This isn’t Pamela Hutchinson’s first time at the rodeo. Her first visit to Il Cinema Ritrovato was in 2013. “I told myself I couldn’t really keep coming back because it wasn’t purely a silent film festival”, she admits, “but that resolve didn’t last very long and I have been back virtually every year since.” Hutchinson describes how she fell in love with the festival, which she refers to as “absolutely essential… a real kind of refresher in the middle of the year for the archive film world”.

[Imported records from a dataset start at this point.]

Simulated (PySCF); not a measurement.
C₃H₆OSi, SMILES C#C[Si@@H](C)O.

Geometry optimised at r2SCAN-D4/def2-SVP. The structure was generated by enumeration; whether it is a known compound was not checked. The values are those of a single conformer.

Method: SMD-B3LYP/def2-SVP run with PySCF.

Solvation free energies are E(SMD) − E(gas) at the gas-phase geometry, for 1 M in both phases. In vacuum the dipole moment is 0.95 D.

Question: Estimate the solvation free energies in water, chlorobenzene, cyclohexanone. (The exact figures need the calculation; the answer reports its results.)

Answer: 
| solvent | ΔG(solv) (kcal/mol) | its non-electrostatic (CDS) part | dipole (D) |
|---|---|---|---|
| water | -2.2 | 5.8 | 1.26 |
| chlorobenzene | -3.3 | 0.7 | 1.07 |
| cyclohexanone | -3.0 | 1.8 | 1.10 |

So much so that earlier this year she wrote a rallying article on her blog, SilentLondon.co.uk, on how to really live the festival, with useful tips for first-time festival goers and silent film hunters. “I don’t think Cinema Ritrovato has this problem but some film festival seem a little bit opaque to outsiders” she explains, “but these festivals are for everyone: they are so enjoyable, we should all be welcoming new people.”

The blog has always aimed to provide useful resources for navigating the silent film scene. “When I started it in 2010, it was a purely listings for silent films in London” she recalls, “I realised there was quite a bit going on and it was difficult to keep track of it all, so if you were a silent film fan in London you might miss things.” Soon, the amount of events ‘exploded’ and although the blog is no longer a single city listings site, it looks beyond London, covering global film events including in Bristol (recently named UNESCO City of Film), Pordenone, Bologna and San Francisco.

These events, according to Hutchinson, are fuelling a growing passion for silent film among a younger generation too, who are hungry to sample new experiences and are by no means put off by old or foreign films. “If you go and see a silent film now you are going to see it beautifully presented with great live music, you are not going to have anyone treating it like an antique.

One such film currently screening in cinemas in the UK is the recently restored Pandora’s Box, which as Deborah Ross wrote in The Spectator is “ninety years old and still feels as fresh as a daisy.” In 2017 Hutchinson’s book on G. W. Pabst’s 1929 film was published by BFI Film Classic. “This was a really fun project” she says, “I wanted to not necessarily challenge but really explore some of the things that we knew about the film. It’s a really unusual film in that most of what we know about it is from the testimony of the lead actress, not the director.” Louise Brooks, who became one of the greatest characters in film history, was in her early twenties when she starred in the film. “It’s kind of a feminist reading of the film as well - I don’t know how you could avoid that with a character like Lulu.”

A feminist reading may also be applied to the films of John M. Stahl, who Hutchinson has previously referred to as “a master of melodrama who directed films with strong, passionate heroines.” Il Cinema Ritrovato this year includes the strand ‘Immortal Imitations: The Cinema of John M. Stahl’, which Hutchinson flags up as not-to-be-missed. “We mostly know this director because a lot of his films were remade by someone else. Of course that should tell you that his films are worth looking at in the first place. I am really delighted that I got to introduce Woman Under Oath which is the only silent film showing in this strand, so it’s a little taster of what you’ll get to see in his silent period.” For a thorough introduction to this filmmaker Hutchinson also recommends ‘The Call of the Heart’, edited by Charles Barr and Bruce Babington and coming out in October.

From the woman in Stahl’s fictional criminal jury, to the one serving for the first time on the Cinema Ritrovato - DVD Awards jury. Hutchinson recounts opening the four boxes containing copies the 2018 finalists: “It is actually quite heartening, there are so many beautifully designed and inventively packaged films out there. People are really pushing the envelope when it comes to DVD and Bluray extras these days, such as video essays, plus some of the restorations that we are seeing are really incredible. It was a real joy to have a little voyage through world cinema watching these films. Seeing the work that the labels had put in is impressive - they are presenting them with love”.